The European Securities and Markets Authority (ESMA) recently released its newest Trends, Risks, and Vulnerabilities (TRV) Report. This report shows its assessment of the current risks being faced by European investors.
The report shows that EU's risk categories are still pretty high. In February, equity markets faced a lot of volatile action, with fluctuating values. This was the result of strong market correction. The market is still stable but the volatility can be a concern for investors wanting safe investments. The market movements also prove ESMA's concerns.

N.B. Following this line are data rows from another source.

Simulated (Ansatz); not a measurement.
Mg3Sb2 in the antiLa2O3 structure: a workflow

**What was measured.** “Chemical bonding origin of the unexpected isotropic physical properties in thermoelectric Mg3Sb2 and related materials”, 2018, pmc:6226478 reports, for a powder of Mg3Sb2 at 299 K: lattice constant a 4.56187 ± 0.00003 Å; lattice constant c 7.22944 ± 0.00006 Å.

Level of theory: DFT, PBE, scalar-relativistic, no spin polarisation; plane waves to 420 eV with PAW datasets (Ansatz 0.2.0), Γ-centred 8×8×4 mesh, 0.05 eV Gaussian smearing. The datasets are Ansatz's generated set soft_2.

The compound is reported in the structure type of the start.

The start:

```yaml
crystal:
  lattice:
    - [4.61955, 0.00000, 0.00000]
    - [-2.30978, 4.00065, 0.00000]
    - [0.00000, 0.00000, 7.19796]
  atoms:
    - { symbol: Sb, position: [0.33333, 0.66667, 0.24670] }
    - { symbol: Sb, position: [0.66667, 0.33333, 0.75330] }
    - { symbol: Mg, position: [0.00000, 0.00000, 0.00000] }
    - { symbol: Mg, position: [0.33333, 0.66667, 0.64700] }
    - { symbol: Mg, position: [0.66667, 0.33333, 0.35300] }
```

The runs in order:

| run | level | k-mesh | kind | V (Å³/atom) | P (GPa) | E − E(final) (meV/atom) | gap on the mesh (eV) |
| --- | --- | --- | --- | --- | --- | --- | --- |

ESMA Reports Highlights Four Risks
The report has divided the risks facing investors in the EU markets into four categories. They are Market Risk, Operational Risk, Credit Risk and Retail Investor Risk. Market Risk for EU investors is very high right now. This is because of high market asset valuations. There is also the possibility of a lot of geopolitical turmoil mainly due to a potential Brexit. This has led to quite a bit of market uncertainty in the EU.
The danger of Credit Risk has eased a bit. It used to have a ‘very high’ rating but ESMA has downgraded it to just ‘high’. This is because of the higher credit ratings of EU member states, combined with the stronger economy across the EU. Lending money in the EU continues to be risky but not as risky as it used to be.
The operational risks of investing in the EU are still high. This is mainly because of ESMA's deteriorating outlook on the risks in the EU, with a special emphasis being place on cyber concerns.
Finally, retail investment risks have also gone up. This is mainly because of the rise in demand for cryptocurrencies and the increased participation of many EU investors in initial coin offerings (ICO).
ESMA categorizes these as very high-risk offerings as quite a few of these ICOs have been at the center of scams and fraudulent activity. ESMA warns that investors can potentially lose most or all of their money. They also cite that their ICO anonymity also makes them vulnerable to fraud and money laundering.
ESMA Continues To Take Steps To Protect EU Investors
The ESMA has been doing its best to limit the risk for investors in the EU market. Recently, ESMA cracked down on the Binary Options industry and also took steps to limit the leverage in FX trading to 1:30.
ESMA has gained quite a bit of respect in the EU's financial sector. Cyprus' financial regulatory body, CySEC has actually used ESMA regulations on the appointment of new management body members as a basis of their own guidelines. Many EU member states are now listening to ESMA and the latest report will serve as a great guideline to EU investors.